Sue and I went out for a meal tonight at a nearby Chinese restaurant where the food was a little spicier than what we’ve been experiencing over the last couple of days. I like spicy food, I like challenging food, I like to try new things. In contrast, the food in the last few days has been a little mainstream, a little same-same for my liking. That said, the menu’s obviously been designed with the tour group in mind: people who aren’t, perhaps, as adventurous as I am. At lunchtime, today, for example, there was a level of surprise and unsurity in the group about the flavours and the individual preparation of Peking Duck.
Going on a tour group is, by its very nature, about individual compromise. You need to go on a tour accepting there will be some things you will enjoy, some things you won’t, some people you will like, and some people you won’t. Life is about compromise. Sue and I were discussing this on the bus this afternoon, noting we would have found it difficult to have done so many of the things we have done over the last few days if we had travelled by ourselves. “We could have hired a driver for the day”, I said to Sue, but balanced that by noting it would have been more expensive to have done so, and then on top of that, there would have been all of the additional costs (including entry prices, accommodation and flights) which are all covered as part of this tour.

Today’s activities included a couple of things which I really loved (The Great Wall and The Summer Palace) and some things I wasn’t terribly excited about (a visit to a jade factory, and a visit to a factory where they make enamel-covered copper pots and ornaments). “I might have been born with the gay gene”, I joked to Sue, “but I was born with a damn big straight one as well”. I swear every man in the group (including myself) felt as though these visits looking at jewellery and ornaments were on par with Chinese water torture. I did enjoy the look behind the scenes at the manufacturing at both factories, even if I did find the final products a little uninspiring. But there again, you make compromises. For example, the part of the wall we visited was good but not as great as the spot I visited when I came here in 2010. I really loved The Summer Palace: a really beautiful spot on a lake.
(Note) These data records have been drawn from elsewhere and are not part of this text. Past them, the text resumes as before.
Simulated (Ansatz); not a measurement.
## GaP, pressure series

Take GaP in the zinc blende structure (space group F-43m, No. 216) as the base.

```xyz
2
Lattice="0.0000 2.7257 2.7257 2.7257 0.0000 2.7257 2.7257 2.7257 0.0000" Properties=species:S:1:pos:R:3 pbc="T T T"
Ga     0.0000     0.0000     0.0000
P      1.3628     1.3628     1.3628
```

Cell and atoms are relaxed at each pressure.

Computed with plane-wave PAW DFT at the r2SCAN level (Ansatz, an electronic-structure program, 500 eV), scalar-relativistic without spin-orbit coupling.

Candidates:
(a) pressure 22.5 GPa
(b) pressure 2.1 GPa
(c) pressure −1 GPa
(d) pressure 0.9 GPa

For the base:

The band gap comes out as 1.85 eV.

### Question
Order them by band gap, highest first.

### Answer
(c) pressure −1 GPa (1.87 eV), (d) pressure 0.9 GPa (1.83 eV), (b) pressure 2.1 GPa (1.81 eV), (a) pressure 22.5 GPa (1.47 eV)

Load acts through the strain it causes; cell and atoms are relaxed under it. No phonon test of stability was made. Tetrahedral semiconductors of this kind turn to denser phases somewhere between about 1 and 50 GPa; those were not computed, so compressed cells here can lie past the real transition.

The dynamics (and the pros and cons) of being on a tour group are fascinating to participate in and observe. There’s one couple in the group, for example, who seem to want to dominate proceedings, in some ways want to run the tour themselves. Hopefully, by the end of the tour, this particular couple might have learned a few lessons about the compromises inherent in travelling in a group, and maybe accepting the guides have done the tour before and maybe know a little more than you.